I decided to make this culture, ironically enough, because of inspiration from this commercial yogurt (minus the plum). I haven't tried it, obviously, and I haven't seen a single favorable review of it, but it just sounds so cool! So I decided to make my own, with a pronounced lavender flavor. It turned out very well, and now I'm excited to try some other exotic combinations . . . like green tea-vanilla bean . . . rosewater-lemongrass . . . the opportunities are endless, and all waiting to be sketched out during slow periods at work.
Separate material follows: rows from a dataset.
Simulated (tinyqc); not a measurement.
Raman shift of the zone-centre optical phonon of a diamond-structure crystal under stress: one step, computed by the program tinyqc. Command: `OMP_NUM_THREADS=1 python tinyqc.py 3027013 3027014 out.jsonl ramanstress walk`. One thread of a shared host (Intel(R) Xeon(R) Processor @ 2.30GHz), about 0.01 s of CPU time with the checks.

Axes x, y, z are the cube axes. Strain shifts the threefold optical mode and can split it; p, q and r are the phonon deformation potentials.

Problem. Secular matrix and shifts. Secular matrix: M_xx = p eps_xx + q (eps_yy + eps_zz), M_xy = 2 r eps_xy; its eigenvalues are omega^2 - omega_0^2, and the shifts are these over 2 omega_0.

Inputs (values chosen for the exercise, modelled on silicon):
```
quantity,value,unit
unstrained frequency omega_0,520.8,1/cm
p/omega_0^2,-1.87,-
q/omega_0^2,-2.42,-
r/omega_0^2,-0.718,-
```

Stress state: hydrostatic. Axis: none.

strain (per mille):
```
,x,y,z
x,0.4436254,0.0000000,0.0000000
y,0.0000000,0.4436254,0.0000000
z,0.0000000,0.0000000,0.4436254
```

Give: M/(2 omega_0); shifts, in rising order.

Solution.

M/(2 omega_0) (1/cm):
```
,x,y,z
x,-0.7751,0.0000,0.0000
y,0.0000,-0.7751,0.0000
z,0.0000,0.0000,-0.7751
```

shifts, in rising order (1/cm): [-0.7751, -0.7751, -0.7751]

You can make this from canned or fresh coconut milk. Keep in mind that the longer you allow a milk to stay warm, the more sour it will be. This culture is better at about 4 hours of warming, to retain its sweetness.
ingredients 4 c. coconut milk 1/4 c. lavender flowers
8 oz. plain coconut milk yogurt 1 T. probiotic powder (optional)
3 T. raw honey (local is best)
instructions 1. Combine 1 c. of coconut milk with the lavender in a small saucepan. Bring to a low simmer and cook for about 10 minutes, stirring constantly, until the milk is heavily scented with lavender.
2. Strain out the lavender petals with a fine-mesh sieve or cheesecloth.
3. Combine the lavender milk with the other 3 c. of coconut milk. Whisk in the prepared yogurt and probiotic powder (if using).
4. Place in a yogurt maker or in a quart-size container on another warming device. Allow the milk to ferment for about 4 hours. Keep tasting it until the sour flavor is to your liking. This culture will be thin and drinkable, not thick like yogurt.
5. While the culture is still warm, whisk in the honey to distribute it fully. Store the milk in the refrigerator, where it will keep for quite a while. Shake before serving.